5 Analysis and Validation

5.1 Changes to the pre-analysis plan registration

Researchers will likely encounter the need to deviate from the registered pre-analysis plan.

  • save a version of the text file used to write and register the pre-analysis plan
  • major changes to the plan may require updating that document, rendering a new PDF and updating the registration on OSF.

QUESTION: when is a change to the registered pre-analysis plan big enough to require an update on OSF? - if an uncertainty or ambiguity and contingencies for that were already articulated in the pre-analysis plan, there is no need to update the plan. - if alterations to the pre-analysis plan may ultimately impact the interpretation of claims made by the research, the changes should be registered on OSF.

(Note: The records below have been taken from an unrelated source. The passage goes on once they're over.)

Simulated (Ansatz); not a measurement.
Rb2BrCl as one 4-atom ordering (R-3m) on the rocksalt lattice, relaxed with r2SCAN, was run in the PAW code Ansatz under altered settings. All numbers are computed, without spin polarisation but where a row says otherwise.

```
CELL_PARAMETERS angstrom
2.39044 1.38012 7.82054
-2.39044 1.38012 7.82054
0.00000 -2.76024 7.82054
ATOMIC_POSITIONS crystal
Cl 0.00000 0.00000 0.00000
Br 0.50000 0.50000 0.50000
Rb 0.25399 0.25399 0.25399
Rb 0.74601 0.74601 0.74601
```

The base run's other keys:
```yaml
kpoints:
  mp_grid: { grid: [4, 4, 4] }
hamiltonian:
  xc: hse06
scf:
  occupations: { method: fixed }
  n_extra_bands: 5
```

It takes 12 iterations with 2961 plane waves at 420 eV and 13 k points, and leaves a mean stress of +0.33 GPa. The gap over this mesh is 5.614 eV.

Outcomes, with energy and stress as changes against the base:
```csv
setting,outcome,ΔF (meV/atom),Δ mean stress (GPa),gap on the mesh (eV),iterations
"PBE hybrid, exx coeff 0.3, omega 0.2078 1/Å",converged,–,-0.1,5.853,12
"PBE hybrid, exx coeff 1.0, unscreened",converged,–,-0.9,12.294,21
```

  • in parallel, all changes (minor and major) should be identified with bold text or subheadings in the narrative of the analytical plan as research progresses. Our suggested labels for changes include:

  • update the preanalysis plan

5.2 Coding and Code style

R should follow Tidyverse style: https://style.tidyverse.org/ and there are two great addins: - stylr formats your code for you https://styler.r-lib.org/ - lintr checks your code formatting: https://github.com/jimhester/lintr

Python should follow PEP 8 Style: https://www.python.org/dev/peps/pep-0008/

5.3 Intermediary outputs

It is possible, but unwise, to encode the entire workflow in a computational notebook without saving intermediary results. When should intermediary results be saved, how, and why? There are at least five major situations in which saving data results is paramount for increasing the reproducibility of your study:

  1. Immediately following code to download or create data that can be redistributed, the data should be saved in the raw\public folder.
  2. As soon as confidential, proprietary, or very large data sources has been processed enough to redistribute, the data should be saved to the derived\public folder.
  3. After very computationally intensive processes, results should be saved to the derived\public folder.
  4. If any external software or process is used to manipulate the data, then the data should be saved to the derived\public folder just prior to the external process and just after the external process. Any process outside of the main computational notebook should be documented in notebook narrative and/or separate procedure code or protocol files.
  5. If any randomization or stochastic model is applied in the analysis, the results of the random aspect of the analysis should be saved to the derived\public folder.

The computational notebook should include code both to save and to (re)load intermediary data files, and the recommended practice is to: 1. save in formats with open standards without encoding the data object name 2. read in with functions that assign a data object name

Recommended open standard file types include .csv, .json and .gpkg. For example, while working in R, it is best to use the .RDS file type to store individual data objects without the data object name rather than relying on .RData files potentially encompassing multiple data objects and encoding their names. Saving data files agnostic to the object name in R or Python adds clarity to the provenance of data as it is manipulated by the research workflow and allows researchers to modify the code and compare results of replications or reanalyses.

Researchers can encode data saving and loading procedures in separate code blocks and modify the code chunk options for optimal reproducibiliy. For example, it is not necessary to query an API every time a computational notebook is run: the code chunk for an API query can be set to eval = FALSE while the code chunk to load the resulting data can be set to eval = TRUE.

See RMarkdown code chunk options: https://rpubs.com/Lingling912/870659 and Jupyter code block options

5.4 Function parameters

While it may be convenient to use the default parameters for functions while coding the script for a research project, this practice makes it more difficult for other researchers to understand the code and may be vulnerable to changes in the required packages over time. If a parameter is important, best practice is to include it in the function call. As an example, functions for classifying continuous data for the purpose of choropleth mapping may contain a default number of classes, but it is helpful to choose and declare that default explicitly in the research code rather than requiring others to look up function defaults. The result of declaring parameters will be more intentional research design and more legible code.

5.5 Store publication-ready outputs in the results directory

Store publication-ready final research outputs, e.g. figures, tables, or other media for publications and presentations in the results directory.

Although these types of results will ideally be embedded as outputs in computational notebooks, most researchers will also find it convenient to share and repurpose individual figures and tables for blogs, web designs, presentations, and more. Therefore, it makes sense to add a final block of code to computational studies to output important results to separate files. As you do so, complete the results_metadata.csv file indexing each results file, including the fields:

  • path: the path from results folder, e.g., figures, other, or tables
  • name: the file name
  • description: very brief description or figure title

Wise researchers may even edit this results_metadata.csv file in their computational notebook!